Re: Problem: java.io.IOException: java.lang.ArrayIndexOutOfBoundsException: 64 / avro.io.SchemaResolutionException: Can't access branch index 64 for union with 2 branches / `read_data': Writer's schem

2012-03-23 Thread Russell Jurney
Ok, now I have a followup question...

how does one recover from an exception writing an Avro?  The incomplete
record is being written, which is crashing the reader.
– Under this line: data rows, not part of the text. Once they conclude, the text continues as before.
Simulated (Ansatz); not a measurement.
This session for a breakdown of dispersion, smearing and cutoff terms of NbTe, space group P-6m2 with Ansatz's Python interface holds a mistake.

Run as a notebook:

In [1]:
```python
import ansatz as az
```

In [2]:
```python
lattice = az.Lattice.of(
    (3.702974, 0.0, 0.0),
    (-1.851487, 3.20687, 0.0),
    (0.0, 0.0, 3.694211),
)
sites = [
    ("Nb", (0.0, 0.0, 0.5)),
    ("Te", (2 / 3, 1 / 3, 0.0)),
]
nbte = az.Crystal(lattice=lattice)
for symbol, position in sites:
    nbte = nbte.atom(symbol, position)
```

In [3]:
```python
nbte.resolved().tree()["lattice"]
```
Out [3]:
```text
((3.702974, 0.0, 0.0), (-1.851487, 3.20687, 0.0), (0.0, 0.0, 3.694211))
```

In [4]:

On Fri, Mar 23, 2012 at 8:01 PM, Russell Jurney russell.jur...@gmail.comwrote:

 Thanks Scott, looking at the raw data it seems to have been a truncated
 record due to UTF problems.

 Russell Jurney http://datasyndrome.com

 On Mar 23, 2012, at 7:59 PM, Scott Carey scottca...@apache.org wrote:


 It appears to be reading a union index and failing in there somehow.  If
 it did not have any of the pig AvroStorage stuff in there I could tell you
 more.

 What does avro-tools.jar 's 'tojson' tool do?  (java –jar
 avro-tools-1.6.3.jar tojson file | your_favorite_text_reader)
 What version of Avro is the java stack trace below?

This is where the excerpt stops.